04-27-2021, 01:23 AM
(04-25-2021, 10:17 AM)David Horn Wrote:(04-24-2021, 10:31 PM)pbrower2a Wrote: There is no timetable for the demise of political systems. The United States of America is already one of the most durable political orders to have ever existed. It now has the second-oldest political order without an unconstitutional or forcible exchange of power...
Yes, I know about the Roman Empire, a valid comparison to the USA for maximal size and influence.... but the Roman Empire was rotten from its inception and lasted over 500 years. The USA keeps redefining itself, usually in positive ways. Donald Trump was the worst redefinition, and it is safe to say that he will not be back politically.
The Roman Republic may be a better comparison. It wasn't perfect -- far from it -- but neither are we. At least conceptually, we align there better than with any kingdom, empire or similar authoritarian structure.

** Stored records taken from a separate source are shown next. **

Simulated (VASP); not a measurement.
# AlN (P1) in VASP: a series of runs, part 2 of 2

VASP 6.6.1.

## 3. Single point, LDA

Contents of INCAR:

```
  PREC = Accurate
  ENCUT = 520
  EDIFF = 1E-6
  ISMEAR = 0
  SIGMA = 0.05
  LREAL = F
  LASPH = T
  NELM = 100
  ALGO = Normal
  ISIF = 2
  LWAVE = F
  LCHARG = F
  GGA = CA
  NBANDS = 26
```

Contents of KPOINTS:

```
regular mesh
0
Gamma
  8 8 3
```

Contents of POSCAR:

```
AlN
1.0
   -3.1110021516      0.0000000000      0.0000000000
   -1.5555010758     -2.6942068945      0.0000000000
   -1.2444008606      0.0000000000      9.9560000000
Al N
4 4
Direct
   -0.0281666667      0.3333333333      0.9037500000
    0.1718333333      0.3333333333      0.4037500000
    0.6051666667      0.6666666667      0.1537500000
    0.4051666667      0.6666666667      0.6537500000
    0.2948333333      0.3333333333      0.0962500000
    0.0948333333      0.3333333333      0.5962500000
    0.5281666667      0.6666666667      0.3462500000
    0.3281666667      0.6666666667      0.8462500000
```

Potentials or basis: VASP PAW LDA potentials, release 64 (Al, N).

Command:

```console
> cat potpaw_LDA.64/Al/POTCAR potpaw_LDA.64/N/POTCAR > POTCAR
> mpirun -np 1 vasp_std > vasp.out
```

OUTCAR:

It is telling that the Founding Fathers had little use for the Roman Empire except for monumental architecture. Many knew their Latin, and with the learning of Latin comes a side benefit: one learns the warning signs of a social order (the Roman Empire) f---ing up badly. A model of an American leader was the Roman republican leader Lucius Quinctius Cincinnatus, who got the powers necessary for saving the system yet stepping down when the danger subsided, as Washington would do in resigning his military commission at the end of the American Revolution. They knew the Bible well, and as one can expect in a society in which the names of Old Testament patriarchs were much in vogue, they knew the political system of ancient Judea well. Although the King James Bible calls the leaders among the Jews "kings" those "kings" were elected. They knew well of the Greeks, but they saw the virtues and vices of both Athens and Sparta and chose the best of both. (The checks and balances that prevented the concentration of power came from Sparta, if without the social regimentation and the militarism). The bicameral legislature was a Venetian touch, the Republic of Venice having had great durability. (Paradoxically the Republic of Venice would not long 0outlast the founding of the United States, Napoleon delivering the death blow to it). Surprisingly the Dutch Republic did not figure much. The Swiss Confederation largely imitated the USA, and not the other way around.
...Maybe some spammers would like to compare the USA to the Third Reich, the Japanese thug Empire, or the Soviet Union... we are clearly nowhere near that evil, and the United States has outlasted all of those by a wide margin. Judeo-Christian ethics are the norm, and those are good for ensuring that when the United States wins a war the defeated power has little cause to strike back. It may be paradoxical, but the era of peace with Germany, Italy, and Japan, when multiplied by three, is rapidly approaching the length of the existence of the USA.
Influence compares to the Roman Empire, Egyptian and Chinese dynasties, and the Caliphate. The British Empire? We just have too much in common for comparison. A historian like Arnold Toynbee in his Study of History found the British Empire and the USA difficult to discuss because they are going concerns. He got to study empires that had gone through their entire lifetimes. He saw a final stage for a civilization when that civilization intertwined with one political system that encompassed the civilization in full, standardizing everything and repressing anything that violated the standards that the system had adopted. That is his "universal state", the final stage of history of a civilization and an empire before its sudden, swift, and catastrophic demise. The system loses its flexibility, its ability to innovate, and its responsibility toward the masses. The barbarians who overthrew the Roman Empire found that the destitute toilers of the great landed estates saw the barbarians as liberators. Give people who have nothing more than their chains, in essence the responsibility to make their irresponsible masters already filthy-rich even more filthy-rich or to indulge their lusts for sybaritic excess while enduring great humiliation, and they will be delighted to tell barbarians where the luxuries are and where the elite wives and daughters of the elites are hiding. For the serfs of the latter decades of the Roman Empire, the barbarian conquest was a great liberation. Sure, we see the laments of the elites -- losing everything, wives and daughters being raped by the conquerors... but the illiterate peasants' tales go unrecorded. Becoming freehold farmers as were their ancestors five hundred years earlier was something to celebrate.
We are far from Toynbee's Universal State, the end stage of a civilization and an empire that controls everything. The imposing edifice of the Universal State barely conceals the internal rot. There can be good times within the Universal State, as Toynbee sees in the era of the four good Antonine Emperors. What would have been the fifth was Commodus, who put an end to that political equivalent of an Indian summer.
The West has had several offers of a Universal State, from Inquisition-era Spain to Napoleon's Empire to the Third Reich to the Soviet Union, all of which offered some dubious perversion of a commonwealth that had terror, repression, and exploitation as norms. All have failed.
The ideal subject of totalitarian rule is not the convinced Nazi or the dedicated Communist but instead the people for whom the distinction between fact and fiction, true and false, no longer exists -- Hannah Arendt.